RL icon indicating copy to clipboard operation
RL copied to clipboard

feat: Add guided decoding passthrough to vLLM

Open ybgao-nvidia opened this issue 6 months ago β€’ 3 comments

What does this PR do ?

This PR adds options passthrough to vLLM generation policy to enable guided decoding.

Issues

This PR resolves #603.

Usage

This PR adds a backend agnostic (i.e. does not depend on vLLM should new generation backend is added in the future) guided decoding config class (nemo_rl.models.generation.interfaces.GuidedDecodingConfig).

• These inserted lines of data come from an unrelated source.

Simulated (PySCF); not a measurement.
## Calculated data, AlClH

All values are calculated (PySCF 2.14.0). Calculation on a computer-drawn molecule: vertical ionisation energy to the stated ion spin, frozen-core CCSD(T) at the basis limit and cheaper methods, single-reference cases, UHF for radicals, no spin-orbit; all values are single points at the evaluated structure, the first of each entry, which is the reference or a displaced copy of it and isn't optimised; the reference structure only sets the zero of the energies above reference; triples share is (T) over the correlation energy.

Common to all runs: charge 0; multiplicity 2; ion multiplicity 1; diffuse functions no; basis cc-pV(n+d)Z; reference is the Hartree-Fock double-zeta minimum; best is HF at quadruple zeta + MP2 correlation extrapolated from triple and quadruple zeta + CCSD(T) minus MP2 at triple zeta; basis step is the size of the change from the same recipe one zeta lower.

regex_config = GuidedDecodingConfig(mode="regex", regex=r"\d{3}-\d{3}-\d{4}")
phone_outputs = policy.generate(data, guided_decoding_config=regex_config)

where policy is any subclass of GenerationInterface which includes VllmGeneration.

Before your PR is "Ready for review"

Pre checks:

  • [ ] Make sure you read and followed Contributor guidelines
  • [ ] Did you write any new necessary tests?
  • [ ] Did you run the unit tests and functional tests locally? Visit our Testing Guide for how to run tests
  • [ ] Did you add or update any necessary documentation? Visit our Document Development Guide for how to write, build and test the docs.

Summary by CodeRabbit

  • New Features

    • Added optional guided decoding support for text generation, enabling output constraints via regex patterns, JSON schemas, predefined choices, and grammar rules. This feature is backward compatible and disabled by default.
  • Tests

    • Added unit tests validating guided decoding functionality with regex and choice-based constraints.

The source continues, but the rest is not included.